How to choose the best configuration of 2D array A

2020-04-11 04:43发布

问题:

Hopefully you could me explaining this thing. I'm working with Fortran and actually writing my code on CFD topic, and below (just for sake of simplicity and just for example) are short explanations of my case:

  1. I should use one 2D array A(i,j) and one 1D array B(i)
  2. I have to do 2 times looping, which is the first looping should be 50,000 times and the second one is 5 times (can't be changed).
  3. The point number 2 above should be looped 10,000 times.

I write the codes with 2 versions (I called them Prog_A and Prog_B).

The first one is as shown below:

PROGRAM PROG_A
 REAL*8, DIMENSION(50000,5):: A
 REAL*8, DIMENSION(50000)::B  
 REAL*8:: TIME1,TIME2
       !Just for initial value
           DO I=1, 50000
              A(I,1)=1.0
              A(I,2)=2.0
              A(I,3)=3.0
              A(I,4)=4.0
              A(I,5)=5.0

              B(I)=I 
           END DO
       !Computing computer's running time (start)
           CALL CPU_TIME(TIME1)
                 DO K=1, 100000
                    DO I=1, 50000             !Array should be computed first for 50,000 elements (can't be changed)
                        DO J=1, 5
                           A(I,J)=A(I,J)+SQRT(B(I))   
                        END DO
                    END DO
                 END DO
       !Computing computer's running time (finish)
           CALL CPU_TIME(TIME2)
             PRINT *, 'Elapsed real time = ', TIME2-TIME1, 'second(s)'
END PROGRAM PROG_A

The second one is:

PROGRAM PROG_B
 REAL*8, DIMENSION(5,50000):: A
 REAL*8, DIMENSION(50000)::B  
 REAL*8:: TIME1,TIME2
       !Just for initial value
           DO J=1, 50000
              A(1,J)=1.0
              A(2,J)=2.0
              A(3,J)=3.0
              A(4,J)=4.0
              A(5,J)=5.0

              B(J)=J 
           END DO
       !Computing computer's running time (start)
           CALL CPU_TIME(TIME1)
                 DO K=1, 100000
                    DO J=1, 50000             !Array should be computed first for 50,000 elements (can't be changed)
                        DO I=1, 5
                           A(I,J)=A(I,J)+SQRT(B(J))   
                        END DO
                    END DO
                 END DO
       !Computing computer's running time (finish)
           CALL CPU_TIME(TIME2)
             PRINT *, 'Elapsed real time = ', TIME2-TIME1, 'second(s)'
END PROGRAM PROG_B

As you can see the different is for the first one I used 2D array A(50000,5) and for the second one I used 2D array A(5,50000).

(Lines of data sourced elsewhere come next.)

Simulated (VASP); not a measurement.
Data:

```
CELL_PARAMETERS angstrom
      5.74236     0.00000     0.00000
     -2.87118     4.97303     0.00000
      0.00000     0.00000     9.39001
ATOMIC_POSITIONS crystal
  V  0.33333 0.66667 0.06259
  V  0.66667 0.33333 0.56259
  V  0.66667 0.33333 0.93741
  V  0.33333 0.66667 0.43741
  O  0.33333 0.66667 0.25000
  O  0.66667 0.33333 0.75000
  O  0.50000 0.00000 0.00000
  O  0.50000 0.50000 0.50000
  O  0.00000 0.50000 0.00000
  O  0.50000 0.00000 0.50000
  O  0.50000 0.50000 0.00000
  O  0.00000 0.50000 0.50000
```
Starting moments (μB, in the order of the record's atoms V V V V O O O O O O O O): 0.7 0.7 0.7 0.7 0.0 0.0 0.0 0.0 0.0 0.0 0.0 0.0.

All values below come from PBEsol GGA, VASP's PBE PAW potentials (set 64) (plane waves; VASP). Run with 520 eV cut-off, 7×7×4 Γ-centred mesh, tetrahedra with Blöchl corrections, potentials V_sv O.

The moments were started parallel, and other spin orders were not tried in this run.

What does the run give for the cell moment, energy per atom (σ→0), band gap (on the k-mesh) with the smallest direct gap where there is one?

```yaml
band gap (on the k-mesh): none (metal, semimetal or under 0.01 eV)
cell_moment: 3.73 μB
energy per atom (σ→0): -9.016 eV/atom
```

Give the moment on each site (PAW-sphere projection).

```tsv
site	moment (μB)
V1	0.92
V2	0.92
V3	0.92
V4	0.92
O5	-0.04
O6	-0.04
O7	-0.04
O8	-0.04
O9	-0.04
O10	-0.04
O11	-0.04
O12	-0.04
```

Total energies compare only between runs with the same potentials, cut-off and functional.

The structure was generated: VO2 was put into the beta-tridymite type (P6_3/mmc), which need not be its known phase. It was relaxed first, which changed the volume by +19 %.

To my knowledge, since Fortran is based on "column major", so the second case would be faster than the first one, since I performed (in the second one) the looping for the most inner side of array (in this case i=1, ..., 5).

But after compiled on gfortran (with -O3 optimization), I've found that the second one is even much slower than the first one. Here is the result:

  1. First case : elapsed time = 29.187 s
  2. Second case : elapsed time = 70.496 s

Could anyone explain me why?

PS: The results of both cases are same for sure.

回答1:

A part of the optimization is based on heuristics chosen by the implementation. You are not going to get a totally deterministic explanation. When writing programs in languages that allows full array operations like Fortran, the main point is: if you can express something as a full array / or vector operation, do it and let the compiler generates the loops for you. That way, the only thing to do is to test with your compiler the most efficient and stick with it.

And remember, it is compiler dependent so it will change with the compiler. For example, if I take your programs as is (changing the number of k iterations from 100000 to 10000 to speed it, and averaging 5 runs for each), this is the timing on my computer with different compilers. I don't have the time to check with new versions of compiler for you.

pgf90 14
A: 5.05 s
B: 0.18 s

gfortran 4.9
A: 1.05 s
B: 4.02 s

ifort 13
A: 2.01 s
B: 1.08 s

You can see that where gfortran tells you that B is bad, pgfortran tells the opposite and totally blows the results from A

Now if I vectorize to let the compiler do the job. Here I modify only A and eliminate the I loop to have this:

DO K=1, 10000
    DO J=1, 5
        A(I,J)=A(I,J)+SQRT(B(I))
    END DO
END DO

Then we get this (only program A)

pgf90 14: 5.05 s

gfortran 4.9: 5.04

ifort 13: 2.02 s

pgfortran and ifort are stable while gfortran is exploiting a trick in the first case, possibly the suggestion of haraldkl (see the factor 5). When we vectorize, the trick is not obvious gfortran does not perform well. It seems that ifort and pgfortran simply rewrite the loop for you to have the right ordering.

And if I get smarter and elimite the K-loop too

    DO J=1, 5
        A(:,J)=A(:,J)+10000*SQRT(B(:)) ! this seems to be final result
    END DO

Then we get this (only program A)

pgf90 14: 0.001

gfortran 4.9: 0.001

ifort 13: 0.001 s

All the compilers become equivalent because there is almost nothing to optimize. You see that you can optimize everything be simply using array operations.


Update High Performance Mark pointed out in comment that the compiler might actually skip all the computation if it found that the result is not used, which might happen with some implementations. The results presented in this answer accounted for that possibility, even though I did not mention it in the first place. To prevent the compiler from skipping the code entirely, I printed the sum of all the elements of the result after the computation (after the timing); The result is identical to the 3rd digit after the decimal, which is good enough for a result of ~372684326034.9146 (~10^12). This is enough to ensure that the compiler does the actual computation. I totally forgot to mention it in the answer.



回答2:

The compiler probably does something like this:

    DO K=1, 100000
       DO I=1, 50000
          tmp = sqrt(b(i))
          A(I,1) = A(I,1) + tmp
          A(I,2) = A(I,2) + tmp
          A(I,3) = A(I,3) + tmp
          A(I,4) = A(I,4) + tmp
          A(I,5) = A(I,5) + tmp
       END DO
    END DO

In Prog_A this gives you a nice access pattern with a stride of 1. If you change the order of the indices as in Prog_B, you will get a stride of 5 for this code. The effect of this is machine dependent, but is definitely worse than the simple stride-1 access.